Fastest ever nano-pen "surfs" on a liquid cushion

Scanning probe lithography (SPL) is a method of printing nanoscale items one line at a time, like an inkjet printer. While this method achieves a very fine level of detail, it's typically slower than other nanoscale printing methods. Purdue researchers have developed a novel way for an SPL printing head to "surf" on a cushion of liquid, creating a nano-pen that is more than 100 times faster than any other SPL printer.


As computer technology continues to shrink, researchers rely on nanolithography to create the next generation of computer processors, nano-robots, and other very small manufactured items. But despite their small size, creating the fine details required by scanning probe lithography actually takes a long time.

"We are writing lines that are a thousand times thinner than a human hair," said Bojing Yao, a PhD student in the lab of Liang Pan, associate professor of mechanical engineering. "But we are still writing these patterns one line at a time. To make SPL feasible for manufacturing, we have to make it faster."

Yao took his cues from an existing technology: hard disk drives. "The metallic platter of a disk drive spins very fast on a cushion of air," said Yao. "We took this idea, but added a liquid bearing, so the print head 'surfs' on a thin layer of liquid ink."

Their research has been published in Nano Letters.

The liquid is delivered through a microchannel embedded into the print head. The nano-pen floats 2 microns above the surface, delivering a small electric charge to bond a portion of the ink to the surface. As the head floats away, the excess ink evaporates, leaving just the desired pattern. Yao manufactured the print head at Birck Nanotechnology Center.

The numbers behind this new method are staggering. The probe can print up to 20 million dots per second. And while most SPL print heads travel at centimeters per second, this nano-pen can travel up to 10 meters per second – more than 22 miles per hour! "If we scale it up," said Yao, "that would be like a Boeing 747 flying just one millimeter off the ground!"

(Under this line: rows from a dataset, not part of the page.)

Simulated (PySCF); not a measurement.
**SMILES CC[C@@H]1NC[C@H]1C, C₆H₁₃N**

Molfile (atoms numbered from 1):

It's so fast and so small, that there aren't cameras capable of filming the actual printing process. And for now, the team has only demonstrated it with one print head, printing a single pattern of dots and lines. In the future, the team is planning on arranging hundreds of nano-pens in parallel on a single print head, to increase the throughput even more.

But the printed results speak for themselves. "This technology has many future uses," said Pan. "It could fabricate future data storage devices or semiconductor chips. As a direct-write method, it also has niche applications, such as fabrications of photomasks for photolithography and masters for nanoimprint lithography.”

 

Writer: Jared Pike, jaredpike@purdue.edu, 765-496-0374

Source: Liang Pan, liangpan@purdue.edu, 765-496-2341

 


Surfing Scanning Probe Nanolithography at Meters Per Second
Bojing Yao, Chen Chen, Zhidong Du, Qian Qian, and Liang Pan

https://doi.org/10.1021/acs.nanolett.1c03705

ABSTRACT: Scanning probe lithography (SPL) as a maskless approach with a low tool price can pattern a variety of materials at a nanometer or even atomic resolution. However, the throughput of conventional SPLs is extremely low due to their limited scanning speeds. Here, we report a high-speed, probe-based method to continuously pattern the substrate surface at a linear velocity of meters per second. We demonstrated direct writings of nanoscale patterns by using ultrafast electron-induced deposition inside a nanoscale flow at a patterning frequency of 20 MHz. The fast scan motion of the writing probe is precisely controlled by using self-adaptive hydro- and aerodynamics functions of a patterning head. The microscale electro-hydrodynamic ejection and microfluid channels are used to deliver the precursor at high scanning speeds. One patterning head can carry parallel probes to further enhance the patterning throughput. This low-cost, maskless patterning method opens new avenues to develop high-throughput nanomanufacturing techniques.